Since taking office, the scale and tactics of that agenda have drawn increasing scrutiny on Capitol Hill and beyond. In recent weeks, some Republicans and many Democrats have voiced concern following the deadly shootings of two U.S. citizens in January by federal agents, as 37-year-olds Renee Nicole Good and Alex Pretti were killed during immigration maneuvers. The federal government is in a partial shutdown over Department of Homeland Security (DHS) funding and tactics employed by U.S. Immigration and Customs Enforcement (ICE).
In addition to mass protests and anger over the administration’s immigration policies, impacted immigrants have filed thousands of federal court petitions challenging their detention, with Reuters reporting more than 20,200 habeas cases since Trump took office for his second term.
What To Know
The coalition, composed of immigration law and policy experts as well as some former government officials, seeks to offer the Trump administration a public plan for how to achieve the baseline goal of 1 million annual deportations, according to its website.
The coalition also hopes that “by 2027 and 2028 the Trump Administration can build off that logistical, operational, and policy framework to scale deportations to exceed the enforcement efforts of President Eisenhower, as promised.”
The website highlights specific principles, including worksite enforcement, which it credits as the “most critical missing enforcement policy for the Trump Administration to get on track and meet his agenda.”

It also calls for “regular and complete data transparency” from the administration. The Trump administration’s ICE arrests, detention and removal trackers have not been updated since January 2025. The White House typically posts highlights of various immigration operations, not full data sets.
The Heritage Foundation, a conservative think tank involved in the effort, also led the Project 2025 initiative, a massive blueprint for a second Trump term that the president initially distanced himself from during the 2024 campaign but that has overlapped with actions and personnel choices in his administration.

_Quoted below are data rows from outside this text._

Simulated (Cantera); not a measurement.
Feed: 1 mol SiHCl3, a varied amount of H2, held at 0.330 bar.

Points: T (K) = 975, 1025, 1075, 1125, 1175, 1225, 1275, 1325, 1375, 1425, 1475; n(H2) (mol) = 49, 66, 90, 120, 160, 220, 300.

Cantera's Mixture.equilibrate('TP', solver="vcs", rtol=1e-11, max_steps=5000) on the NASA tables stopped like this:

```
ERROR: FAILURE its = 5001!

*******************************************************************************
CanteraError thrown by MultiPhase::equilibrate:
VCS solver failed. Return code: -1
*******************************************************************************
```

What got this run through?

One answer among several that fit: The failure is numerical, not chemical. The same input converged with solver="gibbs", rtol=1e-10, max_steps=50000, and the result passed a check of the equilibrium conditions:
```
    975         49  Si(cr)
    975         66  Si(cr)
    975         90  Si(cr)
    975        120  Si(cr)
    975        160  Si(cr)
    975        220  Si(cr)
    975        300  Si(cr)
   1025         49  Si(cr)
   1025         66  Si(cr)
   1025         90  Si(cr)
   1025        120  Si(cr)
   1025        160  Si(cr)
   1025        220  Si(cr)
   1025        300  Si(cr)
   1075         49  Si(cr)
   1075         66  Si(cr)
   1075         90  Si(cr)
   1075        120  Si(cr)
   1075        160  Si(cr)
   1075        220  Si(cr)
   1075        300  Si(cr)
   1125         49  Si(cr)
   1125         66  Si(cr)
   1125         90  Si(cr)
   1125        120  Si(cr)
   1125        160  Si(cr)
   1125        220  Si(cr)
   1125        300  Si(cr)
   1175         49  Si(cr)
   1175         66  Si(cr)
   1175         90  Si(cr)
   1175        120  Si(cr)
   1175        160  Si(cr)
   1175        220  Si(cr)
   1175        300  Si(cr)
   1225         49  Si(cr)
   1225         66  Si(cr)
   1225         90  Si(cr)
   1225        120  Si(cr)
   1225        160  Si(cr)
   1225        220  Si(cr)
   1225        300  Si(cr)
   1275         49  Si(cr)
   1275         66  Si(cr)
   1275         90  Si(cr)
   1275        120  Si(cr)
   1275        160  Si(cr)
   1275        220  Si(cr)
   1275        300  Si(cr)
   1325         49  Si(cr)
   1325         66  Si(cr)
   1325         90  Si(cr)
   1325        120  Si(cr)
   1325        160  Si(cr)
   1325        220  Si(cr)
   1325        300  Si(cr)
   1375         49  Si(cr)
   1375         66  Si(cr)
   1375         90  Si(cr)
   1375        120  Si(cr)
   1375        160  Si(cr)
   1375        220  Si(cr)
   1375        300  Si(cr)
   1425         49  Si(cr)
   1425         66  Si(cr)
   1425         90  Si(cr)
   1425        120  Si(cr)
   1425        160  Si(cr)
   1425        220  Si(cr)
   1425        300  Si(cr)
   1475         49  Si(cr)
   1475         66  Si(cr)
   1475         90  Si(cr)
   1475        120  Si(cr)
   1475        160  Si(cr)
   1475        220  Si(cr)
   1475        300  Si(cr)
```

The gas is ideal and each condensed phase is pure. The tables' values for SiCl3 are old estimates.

The coalition partners listed on the website include: Center for Baptist Leadership; Center for the American Way of Life; Data Republican; Erik Prince; Escoreal Solutions; Federation for American Immigration Reform; The Heritage Foundation; Immigration Accountability Program; Mark Morgan; National Immigration Center for Enforcement; Oversight Project; and the State Leadership Initiative.
What People Are Saying
Morgan, who previously led Customs and Border Protection and ICE, to the Daily Caller News Foundation: “In order for the President to fully achieve his signature campaign promise of the largest deportation operation in American history, enforcement must now shift from the limited subset of criminal illegal aliens, towards a much larger population of those illegally present in the United States.”
Daniel McFadden, managing attorney at the ACLU of Massachusetts, in September: “All people in the United States are entitled to due process — without exception. When the government arrests any person inside the United States, it must be required to prove to a judge that there is an actual reason for the person’s detention. Our client and others like him have a constitutional and statutory right to receive a bond hearing for exactly that purpose. Yet the Trump administration is now ignoring that right and jailing people arbitrarily without a hearing. The Fifth Amendment says that no person can be deprived of liberty without due process of law. This lawsuit seeks to ensure that the promise of our Constitution remains a reality.”
DHS Assistant Secretary Tricia McLaughlin, to Newsweek in an email Saturday for a different article: “The Trump administration is more than prepared to handle the legal caseload necessary to deliver President Trump’s deportation agenda for the American people.
“No lawbreakers in the history of human civilization have been treated better than illegal aliens in the United States. Additionally, it should come as no surprise that more habeas petitions are being filed by illegal aliens—especially after many activist judges have attempted to thwart President Trump from fulfilling the American people’s mandate for mass deportations.”
What Happens Next
The Mass Deportation Coalition says on its website that a playbook with “a menu of policy and operational tools for the Trump Administration to achieve at least 1 million deportations in 2026” will be available no later than April 1.